Audit Committee Charter
Members
The Board of Directors of PRIMEDIA Inc. appoints an Audit Committee of at least three members, consisting entirely of independent directors, and designates one member as chairperson or delegates the authority to designate a chairperson to the Audit Committee. For purposes hereof, the term "independent" shall mean a director who meets the New York Stock Exchange ("NYSE") standards of independence for directors and audit committee members, as determined by the Board.
Each member of the Audit Committee must be financially literate, as determined by the Board. In addition, at least one member of the Committee must be an "audit committee financial expert," as determined by the Board in accordance with Securities and Exchange Commission ("SEC") rules.
Purpose, Duties, and Responsibilities
The purpose of the Audit Committee, at a minimum, shall be to:
represent and assist the Board of Directors in discharging its oversight responsibility relating to: (i) the accounting, reporting, and financial practices of the Company and its subsidiaries, including the integrity of the Company's financial statements; (ii) the Company's compliance with legal and regulatory requirements; (iii) the independent auditor's qualifications and independence; and (iv) the performance of the Company's internal audit function and the Company's independent auditor; and
prepare the report required by the rules of the SEC to be included in the Company's annual proxy statement.
Among its specific duties and responsibilities, the Audit Committee shall:
(i) Be directly responsible, in its capacity as a committee of the Board, for the appointment, compensation, retention and oversight of the work of the independent auditor. In this regard, the Audit Committee shall appoint and retain, subject to ratification and approval by the Company's stockholders, compensate, evaluate, and terminate when appropriate, the independent auditor, which shall report directly to the Audit Committee.

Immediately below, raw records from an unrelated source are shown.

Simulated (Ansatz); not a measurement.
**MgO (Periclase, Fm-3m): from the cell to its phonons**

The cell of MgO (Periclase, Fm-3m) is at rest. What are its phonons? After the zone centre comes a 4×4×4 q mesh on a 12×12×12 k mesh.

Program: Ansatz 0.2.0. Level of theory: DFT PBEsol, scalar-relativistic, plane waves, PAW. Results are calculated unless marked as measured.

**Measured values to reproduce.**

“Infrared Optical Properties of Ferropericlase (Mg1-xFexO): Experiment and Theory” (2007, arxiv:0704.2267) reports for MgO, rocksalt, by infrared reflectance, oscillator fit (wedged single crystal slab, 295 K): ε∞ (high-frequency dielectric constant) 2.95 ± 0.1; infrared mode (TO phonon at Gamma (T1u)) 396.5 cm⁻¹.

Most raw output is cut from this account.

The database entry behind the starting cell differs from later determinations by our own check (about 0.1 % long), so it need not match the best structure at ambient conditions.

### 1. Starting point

(ii) Obtain and review, at least annually, a report by the independent auditor describing: (A) the independent auditor's internal quality-control procedures; and (B) any material issues raised by the most recent internal quality-control review, or peer review, or by any inquiry or investigation by governmental or professional authorities, within the preceding five years, respecting one or more independent audits carried out by the independent auditor, and any steps taken to deal with any such issues.
(iii) Approve in advance all audit and permissible non-audit services to be provided by the independent auditor, and establish policies and procedures for the pre-approval of audit and permissible non-audit services to be provided by the independent auditor.
(iv) Consider, at least annually, the qualifications, performance and independence of the independent auditor, including whether the independent auditor's performance of permissible non-audit services is compatible with the auditor's independence, and obtain and review a report by the independent auditor describing any relationships between the independent auditor and the Company and any other relationships that may adversely affect the independence of the auditor.
(v) Review and discuss with the independent auditor: (A) the scope of the audit, the results of the annual audit examination by the auditor, and any problems or difficulties the auditor encountered in the course of its audit work and management's response; and (B) any reports of the independent auditor with respect to interim periods.
(vi) Discuss with management and the independent auditor the annual audited and quarterly financial statements of the Company, including the Company's disclosures under "Management's Discussion and Analysis of Financial Condition and Results of Operations", all critical accounting policies and practices analyses and major issues regarding accounting principles and financial statement presentations.
(vii) Receive reports from the independent auditor and management regarding, and review and discuss the adequacy and effectiveness of, the Company's internal controls, including any significant deficiencies in internal controls and significant changes in internal controls reported to the Audit Committee by the independent auditor or management.
(viii) Receive reports from management regarding, and review and discuss the adequacy and effectiveness of, the Company's disclosure controls and procedures.
(ix) Review and discuss with the principal internal auditor of the Company the scope and results of the internal audit program.
(x) Review and discuss with management and the independent auditor earnings press releases, and corporate practices with respect to earnings press releases and financial information and earnings guidance provided to analysts and ratings agencies.
(xi) Review and discuss with management and the independent auditor the Company's practices with respect to risk assessment and risk management.
(xii) Establish procedures for handling complaints regarding accounting, internal accounting controls and auditing matters, including procedures for confidential, anonymous submission of concerns by employees regarding accounting and auditing matters.
(xiii) Establish policies for the hiring of employees and former employees of the independent auditor.
(xiv) Annually evaluate the performance of the Audit Committee and assess the adequacy of the Audit Committee charter.
Outside Advisors
The Audit Committee shall have the authority to retain such outside counsel, accountants, experts and other advisors as it determines appropriate to assist it in the performance of its functions and shall receive appropriate funding, as determined by the Audit Committee, from the Company for payment of compensation to any such advisors.
Meetings
Unless otherwise determined by the Board, the Audit Committee shall meet at least four times per year, either in person or telephonically, and at such times and places as the Audit Committee shall determine. The Audit Committee shall meet separately in executive session, periodically, with each of management, the principal internal auditor of the Company and the independent auditor. The Audit Committee shall report regularly to the full Board of Directors with respect to its activities. The majority of the members of the Audit Committee shall constitute a quorum.